Friday, February 10, 2017

The Beauty of a Single Serving Cake

A few months ago, I came across a recipe by Alice O'Dea for chocolate cake for one person. (Click here to go to the article with the recipe.) It sounded like a great idea, so I saved the article. I already have a wonderful recipe for chocolate cake, but that recipe takes a lot of time and ingredients and makes a lot of cake--even if I half the recipe (which I usually do now) it's still a lot of dessert unless you have a big group of people. And dessert is good, so you never want to feel overwhelmed by it or unable to finish the sheer amount of it. And of course I am all for moderation. I don't find it at all necessary to try and cut out sugar; when I want something sweet, I eat something sweet. But I don't eat sweet things all day long, and I definitely try and keep processed foods to a minimum.

"Processed" is the key word there, isn't it? You can, of course, go to the store and buy cakes and desserts that are small. Grocery stores sell single slices of cake, and you can always buy a box of Hostess or something so that you can keep the box for months and only eat one serving at a time. But if you can make a single serving dessert at home isn't that better? That means less processed and more control over ingredients. And honestly, it's fresher and nicer.

That being said, it took me quite a while to finally try out this recipe. I finally made it to celebrate the 10th Anniversary of one of my favorite shows, Primeval, so that I could take this ridiculous picture. I wanted the characters to get their own cake to celebrate.

So now I can come and describe my experience with this recipe. It's very simple to make, much quicker than making a full cake. Not only are you using less of each ingredients, you're also using less ingredients. By habit, I mixed the dry ingredients in one bowl and the wet ingredients in another bowl and then mixed them together, but I think you can just stick to one bowl (after you've mixed the dry by themselves, of course) in this case. I felt very silly mixing such a minimal amount of batter, as if I were playing rather than truly baking something.

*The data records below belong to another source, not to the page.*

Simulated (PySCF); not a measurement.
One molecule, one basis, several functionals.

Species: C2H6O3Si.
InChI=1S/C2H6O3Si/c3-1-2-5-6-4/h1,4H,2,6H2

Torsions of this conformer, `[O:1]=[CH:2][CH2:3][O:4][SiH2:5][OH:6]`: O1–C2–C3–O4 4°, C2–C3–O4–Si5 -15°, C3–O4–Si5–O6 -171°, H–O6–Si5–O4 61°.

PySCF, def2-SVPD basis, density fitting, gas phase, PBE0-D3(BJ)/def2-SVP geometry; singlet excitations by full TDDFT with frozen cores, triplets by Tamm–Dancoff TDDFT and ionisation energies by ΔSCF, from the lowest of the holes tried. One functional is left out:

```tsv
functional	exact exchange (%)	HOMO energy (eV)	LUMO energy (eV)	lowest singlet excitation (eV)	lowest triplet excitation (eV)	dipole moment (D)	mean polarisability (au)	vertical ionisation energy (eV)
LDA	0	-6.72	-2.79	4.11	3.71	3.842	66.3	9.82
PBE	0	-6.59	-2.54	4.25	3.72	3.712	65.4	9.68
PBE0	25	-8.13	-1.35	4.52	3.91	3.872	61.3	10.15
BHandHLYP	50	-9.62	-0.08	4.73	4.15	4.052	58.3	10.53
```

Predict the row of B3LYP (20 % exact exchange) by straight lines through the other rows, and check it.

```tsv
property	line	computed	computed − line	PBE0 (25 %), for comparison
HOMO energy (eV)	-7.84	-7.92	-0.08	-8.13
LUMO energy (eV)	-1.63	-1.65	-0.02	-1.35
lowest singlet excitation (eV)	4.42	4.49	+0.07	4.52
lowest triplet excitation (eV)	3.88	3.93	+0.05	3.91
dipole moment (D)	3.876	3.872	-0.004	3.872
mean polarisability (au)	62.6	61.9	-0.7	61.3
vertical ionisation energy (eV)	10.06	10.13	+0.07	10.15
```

I mostly followed Alice's recipe. I did use Dutch-process cocoa powder--which she didn't expressly say not to do but I know some recipes say not to use it. It worked fine for this recipe. I also used regular sunflower oil instead of coconut oil because I don't have any coconut oil at home right now and because I wouldn't want to taste the flavor of coconut in the cake (and because I imagine she specified coconut oil because it's healthier than canola oil, but sunflower oil is also better than canola oil--which is why I always use it instead of canola oil). I unfortunately haven't bought more measuring spoons yet, so I had to measure 1/8 teaspoons of some of the ingredients with a regular teaspoon; my measurements on those probably weren't perfect, though I tried my hardest. Oh, yes, and I didn't add chocolate chips, mostly because I don't see the point (it's a cake not a brownie).

Alice used a toaster oven, but I have a pretty small oven so I didn't feel bad heating it for just a tiny cake. She cooked her cake for a total of 20 minutes; mine was done in 15 and could possibly have gone one minute less. So do check on your cake. I used a small glass storage container to bake the cake in. At about four inches in diameter, this meant that the cake was only about a quarter inch thick. So if you have a container that's just a little smaller, that might work better. Then again, you probably don't want the batter too thick because there are no eggs to help make it fluffy; so you don't want it to end up too dense.

My cake wasn't dense. It probably was less fluffy than the usual cake, but it is thinner, too. So there was enough air in there to make it feel normal. It tastes normal, too. No, not as good as that other cake recipe that I said I use. This one tastes much more standard than that. Remember that, as always, it'll take on the flavor of the cocoa powder you use, so whatever you do don't use Hershey's or Nestle; try to get something from a store like Whole Foods or even Tuesday Morning instead. I used Guittard cocoa powder, which you can get at World Market. It gave the cake a mildly rich flavor. And it really did taste quite nice; I found myself craving more later in the day.

Because I may not have done my 1/8 teaspoon measurements accurately, I did worry that I added too much vinegar or baking soda (I intentionally let myself measure extra vanilla). I kept wondering if there was a slightly sour taste, or if I was getting a slight bitter aftertaste. Still, this was a small enough question that I'm going to ignore it, and I imagine that if it was there it was due to my measurements.

As you can tell, ultimately I'm spending a whole post talking about someone else's recipe because I do find this concept exciting. In her article, she talks about the multitude of single serving cake recipes that are out there, but this is the first one that I've come across. I'm very taken with it, and it worked well for me. I would love to find more recipes like this for other desserts. This is the type of thing that you can make once a week to treat yourself, an everyday type of recipe that you use so often that you end up memorizing it. Don't say no to dessert; learn how and in what way you can say yes*.

*Organic flour, organic sugar, non-GMO cocoa powder, aluminum-free baking powder, Himalayan salt, organic/unsweetened almond milk, cold-pressed sunflower oil, Madagascar Bourbon vanilla extract, and white vinegar. That isn't what the ingredients look like in grocery store cake. And note that if you also use a milk alternative, this recipe is vegan, mainly because it doesn't have eggs (not that I'm vegan, but many people are).